# 🛠️ Scraping template for race results (pagination + CSV saving)

In [2]:
import requests
from bs4 import BeautifulSoup
import pandas as pd
import time
import random

# ---------------------- CONFIGURATION ----------------------

In [3]:
BASE_URL = 'https://example.com/race-results?page='  # Example, change for real project
START_PAGE = 1
END_PAGE = 5  # Will update dynamically if needed
DELAY_RANGE = (1, 3)  # Seconds between requests

# Output CSV filenames
RESULTS_CSV = 'race_results.csv'
RACE_INFO_CSV = 'race_info.csv'

# ---------------------- DATA STORAGE ----------------------

In [4]:
race_results = []
race_info = []

# ---------------------- SCRAPING FUNCTION ----------------------

In [5]:
def scrape_page(url):
    response = requests.get(url, headers={"User-Agent": "Mozilla/5.0"})
    if response.status_code != 200:
        print(f"Failed to fetch {url}")
        return None
    return BeautifulSoup(response.text, 'html.parser')

# ---------------------- MAIN LOOP ----------------------

In [None]:
for page in range(START_PAGE, END_PAGE + 1):
    print(f"Scraping page {page}...")
    url = f"{BASE_URL}{page}"
    soup = scrape_page(url)
    if soup is None:
        continue

    # Find table rows (adapt to real HTML structure)
    table_rows = soup.find_all('tr')
    
    for row in table_rows[1:]:  # Skip header
        cols = row.find_all('td')
        if len(cols) > 5:  # Check if expected number of columns exist
            race_results.append({
                'Name': cols[0].text.strip(),
                'Age': cols[1].text.strip(),
                'Gender': cols[2].text.strip(),
                'Finish Time': cols[3].text.strip(),
                'Overall Place': cols[4].text.strip(),
                'Division': cols[5].text.strip(),
                'City/State/Country': cols[6].text.strip() if len(cols) > 6 else ''
            })

    # Delay to not overload server
    time.sleep(random.uniform(*DELAY_RANGE))

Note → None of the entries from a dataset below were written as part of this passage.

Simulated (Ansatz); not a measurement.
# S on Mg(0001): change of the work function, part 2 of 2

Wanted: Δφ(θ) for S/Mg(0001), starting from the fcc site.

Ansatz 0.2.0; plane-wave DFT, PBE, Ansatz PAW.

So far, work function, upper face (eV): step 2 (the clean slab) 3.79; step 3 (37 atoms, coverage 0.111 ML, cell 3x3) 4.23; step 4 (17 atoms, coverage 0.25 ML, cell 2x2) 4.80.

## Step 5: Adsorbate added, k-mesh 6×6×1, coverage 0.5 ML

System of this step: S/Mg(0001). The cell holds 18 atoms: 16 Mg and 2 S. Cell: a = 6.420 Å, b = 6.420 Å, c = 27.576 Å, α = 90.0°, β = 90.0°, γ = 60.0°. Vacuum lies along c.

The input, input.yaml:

# Example static race info (can also be parsed)
race_info.append({
    'Race Name': 'Sample Race',
    'Date': '2024-01-01',
    'Location': 'New York, USA',
    'Distance': '10K'
})

# ---------------------- SAVE RESULTS ----------------------

In [None]:
# ---------------------- SAVE RESULTS ----------------------
pd.DataFrame(race_results).to_csv(f'data/{RESULTS_CSV}', index=False)
pd.DataFrame(race_info).to_csv(f'data/{RACE_INFO_CSV}', index=False)

print(f"✅ Scraping complete! Data saved in 'data/' folder.")